China’s state planners have again cut the price of gas, while also increasing the consumption tax on fuel. CCTV’s Hu Chao reported this story from Taiyuan in north China’s Shanxi Province.
China cuts oil prices for 12th time in 6 mos but raises consumption taxChina's state planners have cut the price of gas, while also increasing the consumption tax on fuel. CCTV's Hu Chao reported this story from Taiyuan in north China's Shanxi Province.
The National Development and Reform Commission announced the new cut of oil price on Monday. The retail price for gasoline fell by 180 RMB ($29) per ton while the price of diesel fuel was cut by 230 RMB ($37).
At the same time, the Ministry of Finance and the State Administration of Taxation raised the consumption tax of gasoline from 1.4 RMB (22.6 cents) per liter to 1.52 RMB (24.5 cents), while the tax on diesel fuel grew from 1.1 RMB (17.6 cents) per liter to 1.2 RMB (19.4 cents).
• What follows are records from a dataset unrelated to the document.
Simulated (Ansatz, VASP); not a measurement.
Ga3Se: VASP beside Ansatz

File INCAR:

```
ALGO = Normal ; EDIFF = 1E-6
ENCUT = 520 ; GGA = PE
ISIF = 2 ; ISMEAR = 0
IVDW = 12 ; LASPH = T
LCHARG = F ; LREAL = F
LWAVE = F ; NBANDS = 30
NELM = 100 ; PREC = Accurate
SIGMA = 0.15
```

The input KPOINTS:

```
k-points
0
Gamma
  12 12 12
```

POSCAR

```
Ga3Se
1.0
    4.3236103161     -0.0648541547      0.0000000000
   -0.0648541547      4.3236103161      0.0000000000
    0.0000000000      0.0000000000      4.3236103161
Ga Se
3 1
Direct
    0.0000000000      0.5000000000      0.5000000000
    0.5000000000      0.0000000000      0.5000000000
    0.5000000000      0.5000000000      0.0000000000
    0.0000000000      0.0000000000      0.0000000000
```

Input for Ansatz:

It’s the twelfth drop in a row of retail fuel prices since July 2014. Gasoline and diesel fuel haven’t been this low since 2009. In Taiyuan, the cut is over one RMB (16 cents) per liter, which can mean big savings at the pump.
“It’s good! For private car owners, the lower the price, the better. It saves me dozens of yuan when filling up,” a driver who did not give her name said.
The falling prices mean lower transport costs for many companies.
“The drop in oil prices has lowered the cost of transport. The fuel cost burden has been eased. That can save a big delivery truck nearly a hundred yuan a day,” a truck driver at the Taiyuan Yingze Logistic Park who did not give a name said.
However not everyone will benefit from a reduction in fuel prices.
“While the private car owners get direct benefits from the falling retail oil prices, some industries get indirect benefits, including logistics, tourism, and some other industries that consume oil. But the energy industries are badly affected, especially coal and new energy,” Shanxi Academy of Social Science professor Wang Yun said.